Everybody knows Hercules was a 'strongman'. But to the ancient Greeks he was much more than that.
They worshipped him as a god.
According to legend, Hercules was the son of Zeus and Alcmene. Zeus was a Greek god and Alcmene
was a princess from our earth. Zeus had a wife in heaven called Hera. She hated Hercules. While he was
still in his cradle, she sent two serpents to kill him, but the infant strangled them. When he grew up,
Hercules married Megara, But the evil Hera caused him to be seized with a fit of madness and during
the seizure, he killed his wife and children.
To make up for this terrible deed, the oracle at Delphi ordered Hercules to offer his services to King Eurystheus. The king gave him twelve labours to do. They were difficult and fearsome tasks. It is these
twelve labours which Hercules undertook that make up most of the legend about him.
First he strangled a fierce lion with his bare hands. Then he was sent to kill the dragon Hydra, a
monster which had devoured many beautiful young girls. It had nine heads, eight of which were mortal
and one immortal. Every time Hercules struck off a mortal head, two more grew in its place. In the end,
Hercules managed to kill the Hydra.
His third labour was to kill the golden-horned stag and after that, he was to slay a wild boar. His
next labour was indeed a Herculean task. King Augeas had a stable of 3000 oxen and they had not been
cleaned for 30 years. Hercules was ordered to do the job. He directed the courses of two rivers into the
stables and completed the task in a day. The way he handled the problem proved that not only had
Hercules great strength and courage but he was also a wise man.
His sixth labour was to kill the birds of Stymphalus; his seventh to capture the Cretan bull.

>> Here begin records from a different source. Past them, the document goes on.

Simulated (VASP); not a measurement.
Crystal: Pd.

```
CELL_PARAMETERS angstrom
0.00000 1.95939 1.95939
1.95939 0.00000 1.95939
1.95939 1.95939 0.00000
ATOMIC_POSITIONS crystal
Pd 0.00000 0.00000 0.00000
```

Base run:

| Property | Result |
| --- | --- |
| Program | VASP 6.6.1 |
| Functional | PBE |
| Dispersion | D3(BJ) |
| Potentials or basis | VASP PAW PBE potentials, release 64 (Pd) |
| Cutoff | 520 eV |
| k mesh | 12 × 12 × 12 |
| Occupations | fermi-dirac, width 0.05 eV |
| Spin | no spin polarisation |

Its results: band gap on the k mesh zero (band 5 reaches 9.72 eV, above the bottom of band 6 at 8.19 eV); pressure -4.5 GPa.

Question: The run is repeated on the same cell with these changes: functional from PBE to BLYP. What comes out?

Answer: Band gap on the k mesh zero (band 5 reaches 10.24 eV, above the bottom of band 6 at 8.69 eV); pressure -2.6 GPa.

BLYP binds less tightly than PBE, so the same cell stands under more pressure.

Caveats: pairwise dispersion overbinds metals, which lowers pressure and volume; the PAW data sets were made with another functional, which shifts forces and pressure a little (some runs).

Naturally the birds and the bull were no ordinary animals and it took him great effort to finally overcome
them. His eighth task was to capture the wild horses of Diomedes, which fed on human flesh. For his
ninth labour, he brought back the belt of Hippolyta, the queen of the Amazons. For his tenth, he brought
hack the oxen of Geryon from a far-western island. On his way he split apart a mountain to form what
is known today as the Straits of Gibraltar. His eleventh labour was to secure three golden apples from
Hesperides and his twelfth was to bring to King Eurystheus the watchdog of Hades.